Album cover provided.
How do you describe the Holocene, Earth’s current epoch, defined partially by humanity’s impact on the planet? If you are SHHH!! Ensemble, a hardworking, big-minded percussion-and-piano duo, it involves 20 instruments, 150 audio samples, a 120-page score, equal commitment to music and activism, and an hour-long album: An Auditory Survey of the Last Days of the Holocene.
SHHH!! Ensemble’s two members, Edana Higham and Zac Pulak, met at the University of Ottawa and started their duo in 2017 after a residency at the Banff Centre.
Their first album collected music they’d been performing for years, but Last Days of the Holocene is an entirely new composition.

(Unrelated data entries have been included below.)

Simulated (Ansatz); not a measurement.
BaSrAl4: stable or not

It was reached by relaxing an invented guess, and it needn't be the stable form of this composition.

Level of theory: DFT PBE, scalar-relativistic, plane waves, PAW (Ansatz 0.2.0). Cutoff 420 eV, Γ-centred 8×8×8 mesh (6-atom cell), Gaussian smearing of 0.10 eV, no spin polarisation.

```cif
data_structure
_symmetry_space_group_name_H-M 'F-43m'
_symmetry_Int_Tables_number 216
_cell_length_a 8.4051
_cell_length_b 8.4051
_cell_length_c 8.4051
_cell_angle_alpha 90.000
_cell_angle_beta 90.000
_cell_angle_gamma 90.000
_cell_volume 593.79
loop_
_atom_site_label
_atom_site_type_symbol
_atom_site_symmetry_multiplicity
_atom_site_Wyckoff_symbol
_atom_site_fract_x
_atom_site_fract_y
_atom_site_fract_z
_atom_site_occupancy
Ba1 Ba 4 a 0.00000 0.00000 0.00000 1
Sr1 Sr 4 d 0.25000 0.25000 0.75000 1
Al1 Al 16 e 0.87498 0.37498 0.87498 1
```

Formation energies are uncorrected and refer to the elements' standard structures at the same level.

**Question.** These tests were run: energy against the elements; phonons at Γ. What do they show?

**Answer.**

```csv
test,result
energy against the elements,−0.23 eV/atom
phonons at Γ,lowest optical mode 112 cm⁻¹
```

“We wanted to put out something totally fresh,” says percussionist Zac Pulak. “That initial idea collided with us feeling at odds with being a musician and wanting to do something that helped, in some way, or reconciled our feelings about the climate crisis.”
Higham and Pulak commissioned Frank Horvat, a composer known for his activism, to write the piece. “He was the right fit to take on a project like this,” says Pulak of the Toronto-based composer.
In addition to the piano and percussion work—the album features piano, marimba, vibraphone, desk bells, snare drum, cymbals, ratchets, and more noisemakers—what defines the album are its 150 audio samples.
“The samples encapsulate the soundtrack of our current age,” says Pulak. “There’s four parts to the album, and each part explores a different collection of sounds.”

Photo by Alan Dean Photography.
For instance, the first section, “Causes,” features the sounds of ecological devastation, such as clearcutting, mining, factory work, cement trucks, and war.
“By the time you get to the third and fourth part, the soundtrack becomes a lot more positive and uplifting, so the sounds are what we brainstormed as potentially a way forward for the planet,” Pulak says.
Some parts of the album, Pulak says, may sound beautiful, but those beautiful sounds are made by, for example, garbage floating in the ocean.
But there is still beauty in the album. From the chaos of ecological destruction at the front of the album, Last Days of the Holocene slowly moves towards quieter, less busy pieces. Part of the album’s excitement is that it captures both the noisy—big piano chords and drums, chainsaws, car horns, and oil rigs—and the peaceful—marimba, bells, animals grazing, air conditioners.

SHHH!! Ensemble. Photo: Curtis Perry.
“I love having these big setups,” says Pulak. “But if I had to pick a track from the album that might be my favourite, it would be ‘Home Sweet Home,’ track 4 on the album. It’s just for piano and marimba; it’s so simple. I think the electronics part is such a beautiful soundtrack.”
That track takes its name from the audio samples of refrigerators, lawnmowers, dripping faucets, and dryers.
Unfortunately for fans—so, everybody—SHHH!! Ensemble has no upcoming plans to perform Last Days of the Holocene. As Pulak says, the entire first day of recording was spent setting up more than 20 instruments; a live performance would be incredibly demanding.
But for those itching to hear what Pulak and Higham have called “a radical catalogue of our created world’s sounds,” you can catch a special presentation of the album at the winter edition of Pique on December 9. The album will be played over a surround-sound speaker array in a 100-person auditorium.
The Last Days of the Holocene, composed by Frank Horvat and performed by SHHH!! Ensemble, is available for streaming on all platforms. The album will be played as part of Debaser’s upcoming winter edition of Pique.